The year of 2011 was the year of red-light cameras, a failed private school endeavor and city employees embezzling taxpayer dollars. A vicious murderer was brought to justice; a new town crier was christened; the business community beat a proposed tax on their livelihoods; an industrial dinosaur, the GenOn power plant, agreed to shut off and leave town.
This year brought Alexandria an earthquake, a new brewery and a Civil War sesquicentennial commemorating — not celebrating — the four-year occupation of the city. Some battles, like the clash over the waterfront’s future, will rage into 2012.
It’s been a dynamic year. As the city’s most dynamic newspaper, the Alexandria Times holds public officials accountable day after day, week after week, so we would be remiss not to likewise hold ourselves accountable.
In last year’s Visions of Alexandria edition, the Times made a New Year’s resolution — a sort of checklist of what we wanted to achieve. “This new year will be the year the Times focuses diligently on its web presence without abandoning the romantic yet necessary medium of print journalism,” we told readers. “Your publication, the Times, will delve further into the city over the next year, become more diverse in its coverage and our presentation, and continue to improve as an advertising vehicle for local, regional and national businesses.”
Check. After months of preparation the Times launched a new website (www.alextimes.com) in November. Along with it came a new strategy that keeps up with the changing times of journalism — more news updates, more often. We have become an online and print publication, rather than simply a print publication with a website.
In 2011, the Times’ in-depth reporting informed and entertained a city of 140,000 people. Our columnists offered expertise on pets, health, senior living and the law. All of our coverage was locally relevant, including human-interest stories and features. Editorials on local issues promoted civic engagement and helped affect change, like the elimination of the add-on tax that would have otherwise suffocated small businesses.
We revamped our layout to present all of this in an attractive and easy-to-read manner, with color on every page, adding to the paper’s aesthetics while providing a punch for advertisers. As a result, our advertising revenue jumped more than 31 percent.
The Times was happy to give back to the community in other ways, too, by donating a portion of our advertising proceeds to various non-profits in Alexandria through our Cause of the Month.

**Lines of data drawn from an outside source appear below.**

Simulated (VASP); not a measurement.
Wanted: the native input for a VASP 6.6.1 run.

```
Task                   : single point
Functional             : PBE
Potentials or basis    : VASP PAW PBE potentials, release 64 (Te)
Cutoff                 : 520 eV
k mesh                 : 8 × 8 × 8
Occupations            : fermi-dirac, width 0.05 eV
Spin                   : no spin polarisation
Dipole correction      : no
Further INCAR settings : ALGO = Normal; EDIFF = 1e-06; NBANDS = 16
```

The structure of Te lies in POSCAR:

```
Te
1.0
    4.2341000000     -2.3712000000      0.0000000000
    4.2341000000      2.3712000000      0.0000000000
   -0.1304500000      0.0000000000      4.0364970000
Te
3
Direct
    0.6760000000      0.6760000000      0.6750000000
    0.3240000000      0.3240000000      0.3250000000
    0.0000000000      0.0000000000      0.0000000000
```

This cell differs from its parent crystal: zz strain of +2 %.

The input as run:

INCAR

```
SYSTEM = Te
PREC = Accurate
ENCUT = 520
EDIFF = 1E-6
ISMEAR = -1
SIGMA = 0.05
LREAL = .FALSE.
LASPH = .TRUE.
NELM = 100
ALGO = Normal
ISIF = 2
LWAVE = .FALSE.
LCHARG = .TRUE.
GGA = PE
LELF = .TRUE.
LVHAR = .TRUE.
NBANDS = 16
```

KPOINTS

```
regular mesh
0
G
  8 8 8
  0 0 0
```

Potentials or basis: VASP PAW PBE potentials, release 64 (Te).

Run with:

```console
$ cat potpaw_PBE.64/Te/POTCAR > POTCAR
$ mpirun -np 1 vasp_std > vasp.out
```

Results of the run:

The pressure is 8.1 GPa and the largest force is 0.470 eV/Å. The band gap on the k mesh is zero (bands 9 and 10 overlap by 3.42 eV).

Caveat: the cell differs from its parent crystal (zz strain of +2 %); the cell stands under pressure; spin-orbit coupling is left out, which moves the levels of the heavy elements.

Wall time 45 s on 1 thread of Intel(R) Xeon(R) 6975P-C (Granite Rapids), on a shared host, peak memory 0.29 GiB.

While we’ve achieved our goals from last year, the old cliché rings true: There’s always room for improvement. In 2012, we resolve to increase our circulation of 18,000 and cast a wider net for our readers and advertisers. The paper depends on advertising to remain a free publication. And more ad revenue means bigger papers, more resources and more local content.
On the coverage side of things, the Times resolves to further enhance its web presence and online interaction with readers with more video and social media. And as Alexandria becomes more urban and culturally significant, we will enhance our arts and entertainment coverage, tapping into a community of creative locals. Finally, we hope to further affect change with original insight and your ideas on the opinion pages.
Without readers, though, the Alexandria Times — and our yearly resolutions — would be impossible. So as you thumb through this year’s Visions of Alexandria retrospective, know that it’s your interest and engagement that drives our commitment to local news. Thank you. This is your Times.